Washington’s Deal with Iran Vexes Putin

Russian President Vladimir Putin is cross with his erstwhile partner-in-Afghanistan, President George W. Bush. For him, the hush-hush agreement Washington has just concluded for bringing Iran’s hardline rulers on board the American offensive against Iraq was a nasty shock.


Reporting this, DEBKA-Net-Weekly‘s Moscow sources note that for months, the Americans have been leaning on the Russian leader to halt the lucrative and massive assistance Moscow has been extending Tehran for the construction of Iranian nuclear installations at Bushehr and its involvement in Iran’s missile program. One US official after another argued that it was dangerous to let the ayatollahs come so near to achieving nuclear armament.


Putin used those same arguments to convince his generals and intelligence chiefs that the understanding between him and Bush, forged after the September 11 attacks on New York and Washington and begetting their close cooperation in the Afghan War, was founded on solid ground, reciprocal interests and mutual trust. Therefore, it was worth the Kremlin’s while to be flexible in the face of Washington’s demands, including implicit Russian support for the US campaign against Saddam Hussein.


Russia’s generals and other top Kremlin officials remained skeptical. They as well as Putin regarded the proof of his friendship with Bush as being the stake on offer to Moscow in post-war Iraqi oil. Only this would make it worth while for Russia to abandon its traditional bonds with Baghdad and Saddam’s intelligence chiefs.


On September 20, Bush invited Russian foreign and defense ministers, Igor Ivanov and Sergei Ivanov, to the Oval Office in an aggressive bid for Moscow to second a new tougher Iraq resolution at the UN Security Council. The two Russian officials countered with questions on the issue of Iraqi oil. When no clear reply was forthcoming, the Russians stayed with their position that no new Iraq resolution was necessary. Before considering military action, they urged getting the arms inspectors back into Iraq as quickly as possible.

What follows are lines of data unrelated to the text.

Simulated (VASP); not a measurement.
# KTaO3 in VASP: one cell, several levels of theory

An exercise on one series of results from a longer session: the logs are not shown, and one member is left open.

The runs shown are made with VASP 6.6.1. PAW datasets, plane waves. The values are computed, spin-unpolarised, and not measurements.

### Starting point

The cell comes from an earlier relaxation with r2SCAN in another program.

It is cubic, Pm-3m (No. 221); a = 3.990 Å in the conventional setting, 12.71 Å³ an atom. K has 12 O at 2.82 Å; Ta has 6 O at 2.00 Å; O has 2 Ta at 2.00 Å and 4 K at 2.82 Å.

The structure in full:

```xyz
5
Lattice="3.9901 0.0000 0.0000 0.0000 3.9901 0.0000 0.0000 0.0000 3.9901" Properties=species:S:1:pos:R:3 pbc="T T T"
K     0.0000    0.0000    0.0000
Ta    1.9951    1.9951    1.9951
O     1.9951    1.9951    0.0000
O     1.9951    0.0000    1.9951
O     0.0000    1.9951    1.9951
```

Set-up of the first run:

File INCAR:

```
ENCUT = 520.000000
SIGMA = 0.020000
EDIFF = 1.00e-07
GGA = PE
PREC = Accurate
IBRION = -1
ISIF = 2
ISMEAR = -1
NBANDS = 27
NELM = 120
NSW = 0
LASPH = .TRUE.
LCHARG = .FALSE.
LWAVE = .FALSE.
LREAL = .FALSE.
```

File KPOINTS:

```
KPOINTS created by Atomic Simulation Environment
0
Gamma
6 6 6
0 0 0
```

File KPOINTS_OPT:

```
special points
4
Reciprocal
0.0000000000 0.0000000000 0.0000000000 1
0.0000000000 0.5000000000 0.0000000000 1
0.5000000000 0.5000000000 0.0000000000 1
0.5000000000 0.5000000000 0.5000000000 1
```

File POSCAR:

This posture was tantamount to fence-sitting with regard to Washington’s war plans.


That same day, the US president followed up his meeting with the two Russian ministers by a phone call direct to his opposite number at the Kremlin.


It then became evident that in order to clear the air between them, a face-to-face encounter would be necessary.


Such a summit has become even more pressing in view of Putin’s sense of affront from the Washington-Tehran deal and certain jarring incidents occurring over recent weeks. Putin is fuming in particular over the US president’s refusal to support Moscow in its four-year battle against Chechen separatists as a quid pro quo for Russian backing on Iraq. The Russian leader has not forgiven Bush for personally slapping him down after he formally notified the United Nations that, if Georgia did not deal with the Chechens taking refuge in the Pankisi Gorge, Russian troops would take care of them. Washington is clearly concerned with its bases in Georgia which are vital for the attack on Iraq.


Thursday, September 26, 17 Russian servicemen were killed, including the crew of a Mi-24 helicopter gunship hit by a shoulder-launched rocket, fired by Chechen guerillas who had thrust in from Georgia some days earlier. News film taken this month showed well-armed Chechens, including turbaned rebel leader Ruslan Gelayev, crossing into Russia from Georgia. Some were shouting Allah is Great!


There is also some grumbling in Moscow over the American-backed $2.9 billion Baku-Ceylan oil pipeline the construction of whose first section was inaugurated on September 18. By bypassing Russia, the project will diminish Moscow’s traditional influence in the energy-rich Caspian region in its back yard.